The Palm River Hotel: A Guest Review
We were recently visited by a wonderful couple, Shelly and James Cunliffe from the United Kingdom along with a group of their friends, following their stay they have taken the time to share a few comments on their experience at the Palm River Hotel, along with highlights of the hotels natural surrounds and the astounding draw of the mighty Victoria Falls. Read on below to find out what animals they spotted during their visit!
A new and sumptuous addition for the discerning visitor to the Victoria Falls in Zimbabwe is the Palm River Hotel, opened in 2021. Upstream and alongside the huge and glittering Zambezi River, its modern, sleek, steel-girded, straight-lined design, with curved footpaths, palm and indigenous trees on the water’s edge is simply breath-taking. The mirroring of the design of the arched, steel 1905 Victoria Falls bridge close-by, linking with Zambia, is ingenious. The theme is repeated throughout the hotel’s architecture. Its rooms: airy, high-ceilinged and exquisitely furnished, a modern twist that hints at a former style.

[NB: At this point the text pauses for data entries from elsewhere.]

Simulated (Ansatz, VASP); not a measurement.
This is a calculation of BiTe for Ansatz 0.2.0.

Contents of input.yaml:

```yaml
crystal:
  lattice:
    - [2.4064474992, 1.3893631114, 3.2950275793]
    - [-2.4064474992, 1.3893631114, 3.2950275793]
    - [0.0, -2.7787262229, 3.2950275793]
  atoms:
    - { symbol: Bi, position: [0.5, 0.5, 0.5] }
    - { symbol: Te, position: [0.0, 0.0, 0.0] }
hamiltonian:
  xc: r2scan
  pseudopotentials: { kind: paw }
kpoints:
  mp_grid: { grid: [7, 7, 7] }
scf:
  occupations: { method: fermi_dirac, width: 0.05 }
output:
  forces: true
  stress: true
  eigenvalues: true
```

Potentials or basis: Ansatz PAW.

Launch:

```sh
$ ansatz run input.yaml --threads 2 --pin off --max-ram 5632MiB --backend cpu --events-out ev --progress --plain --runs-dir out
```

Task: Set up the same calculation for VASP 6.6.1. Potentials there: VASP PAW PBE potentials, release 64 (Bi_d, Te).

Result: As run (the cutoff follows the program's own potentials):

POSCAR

A mile away, a fish eagle unfurls its wings and glides over the roaring chasm. As the water crashes, roars and foams below the main Victoria Falls, its feathers glow white in the sun as it scans the scene. Animals and birds are a permanent feature, roaming the Zambezi River’s banks and, in the charming village close to the Falls, the hadada ibis, house geckos and hornbills, warthogs and impala herds. A contrast to the drama of the relatively close and the largest of Zimbabwe’s national parks, Hwange, but for wildlife-lovers with their wits about them, there is much to add to the close-up view of one of the most magnificent, deep and broad waterfalls in the world.
You won’t find giraffes wandering the streets of Victoria Falls town in the rainy season, but they’re surprisingly close by. More than 100 wild mammal species roam the banks of the Zambezi or float on its surface, where the visitors can enjoy a range of comfortable accommodation, fine cuisine and best South African wines. Zebras, elephants and even lions are among the creatures that still neighbour the town. They were here first, even before the intrepid Dr David Livingstone stumbled upon the sight in 1855.
On the Zimbabwean side of the world heritage site, the mile-wide torrent has created a unique pocket of rainforest-like biodiversity in what is otherwise scrubland. It is this, along with the still-changing basalt rock structures, that give the falls what is termed “unique and universal value” when heritage status was granted. The falls are a fabulous Natural World Wonder, and there are already discreet and comfortable hotels within a short distance. The pleasure is in being able to walk to the falls from either Zambia or Zimbabwe and enjoy the unfolding views.
The food is fresh, locally-sourced and there are plans to grow organic vegetables in the large, hotel garden. Cheerful, informative and immaculately-dressed staff set the tone. The variety, taste and texture of the desserts are extraordinary.
The dining area with its arched walkways, fans and a spaciousness offers another nod to the colonial style of the original Victoria Falls Hotel, with its views across the gorge to the bridge.